1.3. About DbForms

1.3.1. What is it - a framework or a toolkit?

There are many views of what a framework is. Academic researchers tend to centre their definition around the concept of abstract classes:

  • A framework is a reusable design expressed as a set of abstract classes and the way their instances collaborate. It is a reusable design for all or part of a software system [Johnson].
  • Implementations of concrete classes or other software components which may be assembled together to build an application are often sold to industry under the name framework as well, but should be called toolkit instead.

DbForms is designed to be both a framework and a toolkit. Part I of this paper focuses mainly on the toolkit aspects of DbForms it demonstrates to the reader how to rapidly build a database-driven web-based Application using DbForms components. Part II deals more with the framework aspects of this product.

1.3.2. What are the benefits of using DbForms?

DbForms enables developers to build sophisticated web-based database driven applications in very short time and with very little efforts. DbForms applications are built in a manner conceptually similar to RAD - database building tools such as Microsoft Access (for Windows-based applications) or Sybase PowerSite (for web-based applications). (Note: All named products are properties of their respective owners.)

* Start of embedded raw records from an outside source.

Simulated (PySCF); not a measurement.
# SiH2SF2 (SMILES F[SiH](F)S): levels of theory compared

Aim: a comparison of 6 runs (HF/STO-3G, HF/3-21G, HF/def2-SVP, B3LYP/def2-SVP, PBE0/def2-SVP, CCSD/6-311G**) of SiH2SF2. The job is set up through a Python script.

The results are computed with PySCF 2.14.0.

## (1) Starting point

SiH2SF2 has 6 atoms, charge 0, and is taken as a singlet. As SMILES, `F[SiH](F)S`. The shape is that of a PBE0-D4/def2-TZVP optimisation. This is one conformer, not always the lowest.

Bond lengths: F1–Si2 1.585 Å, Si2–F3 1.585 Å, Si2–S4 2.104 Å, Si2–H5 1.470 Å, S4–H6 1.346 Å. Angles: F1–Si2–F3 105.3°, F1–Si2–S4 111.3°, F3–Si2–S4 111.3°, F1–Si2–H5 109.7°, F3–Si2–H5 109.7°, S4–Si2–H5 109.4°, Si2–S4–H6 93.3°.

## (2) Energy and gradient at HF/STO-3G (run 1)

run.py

Rapid Application Development (RAD) tools in general, allow a user to place database components and action elements on templates which then get executed at runtime. As you will soon discover, dbForms uses these same techniques for its own framework.

An important benefit of using DbForms is its openness to other systems. You may use DbForms in conjunction with common JSP pages, Struts-based pages, etc. This means that you are free to use DbForms where it brings you the most benefits (dramatically reduce development efforts, etc.) and to use other techniques if you think that they offer a better solution.